The International Centre for Settlement of Investment Disputes (ICSID) has concluded its virtual hearing on Bangladesh’s compensation claim over two gas blowouts in Tengratila field with an observation that “the evidence (provided by the party, Petrobangla, Bangladesh) does not establish that a serious damage has been occurred there due to these blowouts.”
“The Tribunal heard from the parties (Petrobangla and NIKO) between November 8 to 13 and the verdict is set to be announced by February 2022,” a senior official of Petrobangla told the Daily Observer on Saturday.
The ICSID has conducted the virtual hearing to indentify ‘Head of Loss’ of Tengratila gas blowouts against Canadian company Niko Resources for burning Bangladesh’s gas reserves due to negligence.
Earlier, in a separate verdict, the Tribunal said, “The JVA between BAPEX and Niko Resources Bangladesh was not procured by corruption and remains valid and binding, no administrative irregularity identified.”
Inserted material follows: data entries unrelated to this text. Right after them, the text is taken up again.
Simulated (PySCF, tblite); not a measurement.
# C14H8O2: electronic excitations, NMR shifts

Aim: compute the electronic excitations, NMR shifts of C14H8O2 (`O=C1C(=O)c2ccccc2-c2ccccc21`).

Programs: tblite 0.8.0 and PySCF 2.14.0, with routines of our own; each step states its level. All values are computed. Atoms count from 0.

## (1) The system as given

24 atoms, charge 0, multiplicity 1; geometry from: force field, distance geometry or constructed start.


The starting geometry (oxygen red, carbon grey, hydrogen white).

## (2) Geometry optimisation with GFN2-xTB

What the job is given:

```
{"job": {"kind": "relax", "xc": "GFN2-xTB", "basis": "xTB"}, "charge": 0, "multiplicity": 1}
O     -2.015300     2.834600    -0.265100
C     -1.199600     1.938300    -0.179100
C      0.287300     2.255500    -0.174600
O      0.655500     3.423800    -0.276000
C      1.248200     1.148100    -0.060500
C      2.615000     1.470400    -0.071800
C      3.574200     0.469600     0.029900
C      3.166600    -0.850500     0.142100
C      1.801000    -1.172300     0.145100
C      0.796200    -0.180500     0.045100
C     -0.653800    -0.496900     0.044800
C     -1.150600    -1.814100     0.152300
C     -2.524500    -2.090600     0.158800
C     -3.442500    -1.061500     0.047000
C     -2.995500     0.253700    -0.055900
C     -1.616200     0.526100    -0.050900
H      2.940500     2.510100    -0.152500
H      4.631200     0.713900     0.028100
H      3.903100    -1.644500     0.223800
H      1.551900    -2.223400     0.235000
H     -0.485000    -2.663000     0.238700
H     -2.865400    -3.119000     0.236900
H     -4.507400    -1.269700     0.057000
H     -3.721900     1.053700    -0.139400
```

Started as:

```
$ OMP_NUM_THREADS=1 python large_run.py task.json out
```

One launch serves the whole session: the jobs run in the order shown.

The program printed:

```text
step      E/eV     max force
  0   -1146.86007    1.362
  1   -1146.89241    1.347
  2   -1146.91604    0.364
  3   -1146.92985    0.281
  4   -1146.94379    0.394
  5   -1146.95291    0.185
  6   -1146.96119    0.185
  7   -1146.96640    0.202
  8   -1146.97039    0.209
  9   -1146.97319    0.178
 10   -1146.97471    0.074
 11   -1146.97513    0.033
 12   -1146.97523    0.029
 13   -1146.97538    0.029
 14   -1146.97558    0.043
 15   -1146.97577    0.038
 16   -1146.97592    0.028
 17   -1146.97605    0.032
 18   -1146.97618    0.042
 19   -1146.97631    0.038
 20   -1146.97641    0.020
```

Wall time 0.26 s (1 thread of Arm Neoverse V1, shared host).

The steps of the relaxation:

“Over Bangladesh’s compensation claim, the Tribunal said, “The decisions concerning the requests relating to the liability for the blowouts and to the resulting damages are reserved.”
“We are waiting for the verdict,” the official said.
However, the respondents’ objections to the Tribunals’ jurisdiction are rejected, it also said that the GPSA (gas purchase and sales agreement) between Petrobangla and Niko Resources Bangladesh was not procured by corruption; there is no basis for revising the Tribunal’s decisions on the NIKO’s payment claim.
Bangladesh claimed over US$1.05 billion as compensation from the Canadian company Niko Resources for burning the country’s gas reserves in Chatak Gas Field in Sunamganj on January 5 and June 24 in 2005 due to negligence.
Niko Resources also owes US$ 25 million as gas bills from Feni gas field. NIKO argued that Bangladesh’s compensation claim is overstated.
The Bangladesh High Court in November 2009 directed the government (Petrobangla) not to pay Niko bills for the gas that Petrobangla had been purchasing from the Feni field since 2004, until the government’s case was disposed of, or until Niko and the government reached a settlement on the compensation issue.
In April 2010, Niko Resources filed two separate cases against Bangladesh with the ICSID, contesting its liabilities in the Tengratila gas explosions. It also filed another arbitration suit challenging the Bangladesh court’s decision to withhold payment on gas produced from the Feni gas field until the claim for damages to Tengratila was settled.
Following the blowout the Energy Ministry and Petrobangla had formed three committees to assess the value of the damage in the blowout. Unfortunately, the reports were uneven and dissimilar.
“We placed all of our arguments and submitted papers supporting the claim before the ICSID. A seven-member panel from Bangladesh took part in the ‘Head of Loss’ discussion virtually that was administrated from Washington DC,” a senior official of Petrobangla told that.
The Court said the identification of other losses and damages that Niko must compensate, and the quantum of such compensation, is to be determined at the next phase of the pending arbitration case, according to Petrobangla.
According to the sources in the Energy Ministry, as per the ICSID decision international blowout experts will assess liabilities of Niko Resources in the two gas blowouts in Tengratila Gas Field in 2005, as the Canadian company argued that Bangladesh’s right to claim $107 million from it was overstated, unfortunately a Bangladesh government report did not support the claim.
After a lot of dilly-dallying, the inquiry committee finally published its report, where it was recognized that nearly 250 billion cft of gas was destroyed along with environmental and other damage.
It may be mentioned that Occidental left Bangladesh two years after the Magurchhara blowout after selling its business to Unocal Corporation, another US company without settling the compensation issue, latter the Energy Ministry managed the whole affair making a non-transparent so-called 5 per cent “supplementary agreement deal”.